Johns Lyng (ASX: JLG) Witnesses 13% Decline on Tuesday Following 1H FY24 Earnings Release

February 27, 2024 04:55 PM AEDT | By Team Kalkine Media
 Johns Lyng (ASX: JLG) Witnesses 13% Decline on Tuesday Following 1H FY24 Earnings Release
Image source: @Oleg Gamulinskii/Pixabay

In the wake of its 1H FY24 earnings announcement, Johns Lyng Group Ltd (ASX: JLG) is experiencing a significant downturn on Tuesday, with its stock plummeting by 13% to close at AU$6.25 apiece. This decline positions Johns Lyng as the worst-performing stock on the ASX 200 benchmark index as of the latest update.
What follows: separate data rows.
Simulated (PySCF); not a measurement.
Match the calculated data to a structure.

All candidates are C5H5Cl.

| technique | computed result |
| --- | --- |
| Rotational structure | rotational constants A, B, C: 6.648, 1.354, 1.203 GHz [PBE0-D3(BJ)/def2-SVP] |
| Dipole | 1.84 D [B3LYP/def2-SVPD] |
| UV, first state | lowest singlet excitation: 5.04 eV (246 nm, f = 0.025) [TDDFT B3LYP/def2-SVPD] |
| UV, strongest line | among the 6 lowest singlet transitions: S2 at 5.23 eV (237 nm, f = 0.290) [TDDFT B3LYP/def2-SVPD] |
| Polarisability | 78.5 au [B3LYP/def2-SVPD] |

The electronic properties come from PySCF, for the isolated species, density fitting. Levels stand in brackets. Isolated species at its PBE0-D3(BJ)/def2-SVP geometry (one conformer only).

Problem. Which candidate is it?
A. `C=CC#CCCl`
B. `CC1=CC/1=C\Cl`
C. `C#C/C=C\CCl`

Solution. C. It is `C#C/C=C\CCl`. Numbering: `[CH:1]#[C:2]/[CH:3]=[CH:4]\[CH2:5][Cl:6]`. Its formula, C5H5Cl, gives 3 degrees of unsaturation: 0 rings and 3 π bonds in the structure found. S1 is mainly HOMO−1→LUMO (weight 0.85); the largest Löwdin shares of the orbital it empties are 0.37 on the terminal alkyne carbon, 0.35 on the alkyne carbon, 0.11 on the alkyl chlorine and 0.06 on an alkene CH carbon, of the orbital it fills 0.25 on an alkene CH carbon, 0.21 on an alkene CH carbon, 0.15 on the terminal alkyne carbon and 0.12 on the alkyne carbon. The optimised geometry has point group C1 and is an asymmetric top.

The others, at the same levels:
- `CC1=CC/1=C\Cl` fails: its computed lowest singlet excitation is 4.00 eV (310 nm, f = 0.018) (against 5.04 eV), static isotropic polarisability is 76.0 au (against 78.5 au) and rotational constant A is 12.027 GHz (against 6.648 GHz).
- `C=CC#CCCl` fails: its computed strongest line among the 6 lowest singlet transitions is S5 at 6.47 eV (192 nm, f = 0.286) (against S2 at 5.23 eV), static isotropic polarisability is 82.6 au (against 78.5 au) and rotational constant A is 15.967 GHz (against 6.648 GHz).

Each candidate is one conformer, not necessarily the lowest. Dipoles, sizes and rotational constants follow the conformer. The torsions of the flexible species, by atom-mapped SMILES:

Investor Sentiment Sours Despite Strong Earnings Growth

While the company reported robust earnings growth, investor sentiment seems to be less optimistic than expected, leading to a notable drop in the ASX 200 stock's value. The intraday low hit AU$5.75 within the first hour of trading, marking a challenging start to the day for Johns Lyng.

Insights into 1H FY24 Performance Metrics

Let's delve into the key financial figures for Johns Lyng Group Ltd during the first half of the fiscal year 2024:

  • Sales Revenue: AU$610.6 million (1H FY23: AU$635.6 million)
  • Group EBITDA: AU$69.7 million (1H FY23: AU$64.5 million)
  • Net Profit After Tax (NPAT): AU$31.1 million (1H FY23: AU$34.1 million)
  • Earnings Per Share (EPS): 8.47 cents (1H FY23: 9.68 cents)
  • Net Assets: AU$460.3 million, including net cash of AU$53.7 million

The interim dividend declared is 4.7 cents per share, scheduled for payment on March 19, and it is fully franked. This dividend aligns with the company's payout policy of 40%-60% of NPAT.

1H FY24 Highlights: Balancing Act in Revenue Streams

Johns Lyng reported a record volume of Business as Usual (BaU) work, contributing to AU$426.1 million in revenue, a 13.7% increase from 1H FY23. However, Catastrophe (CAT) revenue experienced a downturn, reaching AU$120.4 million, a 35% decrease from the previous fiscal year. Despite this, the company emphasizes that this figure surpasses 87% of its full-year FY24 forecast, leading to an upgraded full-year revenue projection of AU$177.8 million.

The group's EBITDA of AU$69.7 million includes a noteworthy 28.1% growth in BaU EBITDA to AU$55 million.

Strategic Growth and International Expansion

Johns Lyng is actively pursuing its strategy for international growth by expanding its partner network. Recent agreements with Allstate Insurance in the US and Tower Insurance in New Zealand mark key milestones in this initiative.

Management Insights: Scott Didier AM, Group CEO and Managing Director

Scott Didier AM, the Group CEO and managing director, expressed pride in the strong 1H FY24 results, highlighting the resilience of the business model and operational framework. Didier emphasized the significance of IB&RS BaU work, which forms the cornerstone of JLG's earnings. The company anticipates substantial growth by enhancing market presence and capitalizing on the diversified service portfolio, particularly within the burgeoning Strata business.

During the period, Johns Lyng established its fifth strategic growth pillar, Essential Home Services, through the acquisition of Smoke Alarms Australia and Linkfire. This move significantly advances the goal of being a full turnkey solution for homeowners, property managers, and Strata managers.

Future Outlook: Upgraded Guidance for FY24

Johns Lyng now presents an upgraded guidance for FY24, forecasting group sales revenue to reach AU$1.207 billion and EBITDA to amount to AU$129.4 million. The company sees its deep insurer relationships and the continued expansion of its strata services network as pivotal factors driving future growth prospects for the IB&RS [BaU] division.

Didier pointed out an "ongoing and escalating trend" of higher value work in the catastrophe business due to prolonged adverse weather events, positioning Johns Lyng for potential opportunities in this segment.